McCain and taxes
April 25, 2008 Leave a comment
The Post had a great article today analyzing McCain's disaster of a tax plan. Not only is it just dumb and budget-busting, it is also in direct contrast to many of McCain's earlier (more reasonable) political pronouncements and just a super-duper pander to the anti-tax at all costs Republican right. Some highlights:
Now that he is the presumptive Republican presidential nominee,
however, McCain is marching straight down the party line. The economic
package he has laid out embraces many of the tax policies he once
decried: extending Bush's tax cuts he voted against, offering
investment tax breaks he once believed would have little economic
benefit and granting the long-held wishes of tax lobbyists he has often
mocked.
McCain's concerns — about budget deficits, unanticipated defense
costs, an Iraq war that would be longer and more costly than advertised
— have proved eerily prescient, usually a plus for politicians who are
quick to say they were right when others were wrong. Yet McCain appears
determined to leave such predictions behind.
Of course, even in the face of such incontrovertible pandering, the article cannot help but fall back on the pathetic little, he said, she said, game, as if this is all just a matter of perspective:
To supporters, McCain has simply seen the light and now understands the
power that business tax relief has to spur economic growth and
innovation. Said J.D. Foster, a former Bush White House and Treasury tax policy expert, now at the Heritage Foundation: “It's logical that he wouldn't be repeating the arguments he made then. We all learn from experience.”
To critics, it is political pandering. “It's just part of the new John
McCain that's taking on the conventional wisdom that in tight races,
you have to energize the base and win by 50.000001 percent,” Chafee
said. “I was frankly surprised that he's kept it up after securing the
nomination. I thought he'd move to the center, and I haven't seen it.”

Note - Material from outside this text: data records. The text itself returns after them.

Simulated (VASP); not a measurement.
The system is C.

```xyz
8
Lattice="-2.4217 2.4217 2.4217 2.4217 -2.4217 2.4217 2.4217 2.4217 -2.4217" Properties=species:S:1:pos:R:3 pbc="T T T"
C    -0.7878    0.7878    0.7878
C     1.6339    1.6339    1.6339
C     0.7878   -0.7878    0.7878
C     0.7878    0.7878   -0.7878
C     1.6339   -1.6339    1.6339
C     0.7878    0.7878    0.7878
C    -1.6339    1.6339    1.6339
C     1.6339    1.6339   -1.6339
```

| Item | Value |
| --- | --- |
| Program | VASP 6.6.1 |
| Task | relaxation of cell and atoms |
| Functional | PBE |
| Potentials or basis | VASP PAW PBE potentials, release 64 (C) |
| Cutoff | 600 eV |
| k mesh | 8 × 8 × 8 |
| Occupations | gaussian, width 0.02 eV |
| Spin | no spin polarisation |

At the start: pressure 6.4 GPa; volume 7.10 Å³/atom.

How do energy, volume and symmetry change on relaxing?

Of course, this is the opposite of “learning from experience.” The concerns he had about the problematic nature of the Bush tax cuts when he was not running for the Republican nomination have proven dead-on.
And if that's not enough, McCain is making ridiculous pronouncements that somehow he can balance the budget by savings here and there. Think Progress has a nice visual that shows just how not true that is:
If we want to actually cut the budget deficit, we're simply going to have to raise taxes on the rich country-club Republicans, and that's that.